KDnuggets Home » News » 2017 » Dec » Tutorials, Overviews » How to Generate FiveThirtyEight Graphs in Python ( 17:n48 )

How to Generate FiveThirtyEight Graphs in Python


In this post, we'll help you. Using Python's matplotlib and pandas, we'll see that it's rather easy to replicate the core parts of any FiveThirtyEight (FTE) visualization.



By Alex Olteanu, Student Success Specialist at Dataquest.io

If you read data science articles, you may have already stumbled upon FiveThirtyEight's content. Naturally, you were impressed by their awesome visualizations. You wanted to make your own awesome visualizations and so asked Quora and Reddit how to do it. You received some answers, but they were rather vague. You still can't get the graphs done yourself.

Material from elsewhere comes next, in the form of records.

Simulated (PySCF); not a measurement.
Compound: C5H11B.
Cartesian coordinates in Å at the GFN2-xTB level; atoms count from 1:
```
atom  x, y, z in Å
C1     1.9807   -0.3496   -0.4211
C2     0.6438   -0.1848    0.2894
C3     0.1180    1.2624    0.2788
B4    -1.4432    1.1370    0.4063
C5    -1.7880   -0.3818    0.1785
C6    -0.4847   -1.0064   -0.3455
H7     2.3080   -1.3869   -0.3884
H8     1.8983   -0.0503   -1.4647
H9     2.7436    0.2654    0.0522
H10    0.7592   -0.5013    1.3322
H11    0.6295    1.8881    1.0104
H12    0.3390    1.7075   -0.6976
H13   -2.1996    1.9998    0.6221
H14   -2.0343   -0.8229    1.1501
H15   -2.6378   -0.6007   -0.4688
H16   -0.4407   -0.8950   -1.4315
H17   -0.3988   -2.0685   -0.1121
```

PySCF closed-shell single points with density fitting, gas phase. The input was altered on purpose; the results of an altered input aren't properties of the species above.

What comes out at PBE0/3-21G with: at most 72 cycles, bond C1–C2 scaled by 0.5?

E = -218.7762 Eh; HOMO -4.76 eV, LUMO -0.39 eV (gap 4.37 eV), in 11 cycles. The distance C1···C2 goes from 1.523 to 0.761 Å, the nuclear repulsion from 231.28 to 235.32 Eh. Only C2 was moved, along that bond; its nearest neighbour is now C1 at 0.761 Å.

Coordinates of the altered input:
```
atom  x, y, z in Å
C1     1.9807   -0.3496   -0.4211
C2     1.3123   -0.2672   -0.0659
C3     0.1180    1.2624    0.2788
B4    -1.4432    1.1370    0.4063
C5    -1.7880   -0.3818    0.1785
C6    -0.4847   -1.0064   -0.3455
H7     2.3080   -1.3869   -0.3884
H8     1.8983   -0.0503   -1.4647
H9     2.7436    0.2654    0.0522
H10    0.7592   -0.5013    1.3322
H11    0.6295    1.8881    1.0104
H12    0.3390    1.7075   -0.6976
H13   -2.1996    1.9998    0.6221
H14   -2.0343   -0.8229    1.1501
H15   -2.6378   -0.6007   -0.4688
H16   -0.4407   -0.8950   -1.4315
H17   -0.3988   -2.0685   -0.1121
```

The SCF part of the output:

In this post, we'll help you. Using Python's matplotlib and pandas, we'll see that it's rather easy to replicate the core parts of any FiveThirtyEight (FTE) visualization.

We'll start here:

default_graph

And, at the end of the tutorial, arrive here:

final3

To follow along, you'll need at least some basic knowledge of Python. If you know what's the difference between methods and attributes, then you're good to go.

 

Introducing the dataset

 
We'll work with data describing the percentages of Bachelors conferred to women in the US from 1970 to 2011. We'll use a dataset compiled by data scientist Randal Olson, who collected the data from the National Center for Education Statistics.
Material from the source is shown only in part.